HWADDR="00:23:AE:A9:7C:6C"
IPV4_FAILURE_FATAL="yes"
IPV6INIT="no"
NAME="System eth0"
NM_CONTROLLED="yes"
ONBOOT="yes"
OPTIONS="layer2"
PEERDNS="yes"
PEERROUTES="yes"
TYPE="Ethernet"
UUID="5fb06bd0-0bb0-7ffb-45f1-d6edd65f3e03"
BRIDGE=switch
[root@dhcp-91-173 network-scripts]# cat ifcfg-br0 
DEVICE=switch
BOOTPROTO=dhcp
ONBOOT=yes
TYPE=Bridge

Comment 10 Glauber Costa 2010-08-04 14:41:26 UTC
Ok, I am still investigating the issue, but I will drop the info I have here, in case anybody is also looking at it.

First of all, it is indeed an arp-related problem.

If I pin the arp entries, problem go away. If I let 10 packets fire, then manually drop the arp entry, it stop working again.

It is also worth noting that one of the interfaces, always seem to work.
tcpdump in the guest, says this:

10:11:43.375275 ARP, Request who-has virtlab1.virt.bos.redhat.com tell dhcp75-13.virt.bos.redhat.com, length 28
10:11:43.375496 ARP, Reply virtlab1.virt.bos.redhat.com is-at 00:13:20:f5:fe:6b (oui Unknown), length 28

this is eth1, and it works. On eth0, that does NOT work, I see this:

10:11:43.375456 ARP, Request who-has virtlab1.virt.bos.redhat.com tell dhcp75-13.virt.bos.redhat.com, length 28

But not a reply. Guest tcpdump does not even show icmp requests. A little later on, I see another arp request, an actual reply, and then the icmp packets start showing up.
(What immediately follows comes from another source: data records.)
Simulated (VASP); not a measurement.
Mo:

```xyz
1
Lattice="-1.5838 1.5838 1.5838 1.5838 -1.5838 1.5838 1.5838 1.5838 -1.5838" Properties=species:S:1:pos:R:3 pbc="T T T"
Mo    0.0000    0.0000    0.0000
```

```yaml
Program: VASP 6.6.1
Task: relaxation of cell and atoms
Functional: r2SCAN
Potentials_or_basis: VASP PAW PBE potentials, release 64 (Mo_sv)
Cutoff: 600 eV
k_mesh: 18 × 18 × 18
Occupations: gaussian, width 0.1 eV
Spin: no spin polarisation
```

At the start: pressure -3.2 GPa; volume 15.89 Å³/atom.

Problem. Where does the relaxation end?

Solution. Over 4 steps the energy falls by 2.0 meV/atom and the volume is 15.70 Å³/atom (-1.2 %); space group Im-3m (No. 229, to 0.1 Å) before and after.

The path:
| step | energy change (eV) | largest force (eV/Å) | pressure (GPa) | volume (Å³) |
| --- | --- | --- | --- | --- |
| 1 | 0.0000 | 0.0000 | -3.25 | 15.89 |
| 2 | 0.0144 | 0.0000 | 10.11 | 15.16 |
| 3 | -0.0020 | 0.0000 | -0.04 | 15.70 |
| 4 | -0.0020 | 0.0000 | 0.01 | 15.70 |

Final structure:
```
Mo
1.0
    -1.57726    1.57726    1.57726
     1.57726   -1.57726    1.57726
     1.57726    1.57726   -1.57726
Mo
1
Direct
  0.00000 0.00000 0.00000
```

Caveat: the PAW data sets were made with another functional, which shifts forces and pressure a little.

I'll keep on it, further tips are appreciated.

Comment 11 Herbert Xu 2010-08-05 14:04:56 UTC
This is not a bug, just rp_filter doing its job.

You should never connect four interfaces on the same machine (even if it's a virtual machine) to the same Ethernet, run DHCP and expect it to work.

Only one interface will work, the one whose subnet route is added last.

All the other ones will drop all inbound packets because of rp_filter.

Comment 12 Herbert Xu 2010-08-05 14:09:05 UTC
Even if you disabled rp_filter, things won't work consistently because of the fact that IPv4 addresses are per-host, so ARP replies will appear on random interfaces.

To test this properly, you either need pin everything down on both sides with static ARP entries, or use separate Ethernet bridges for each guest interface.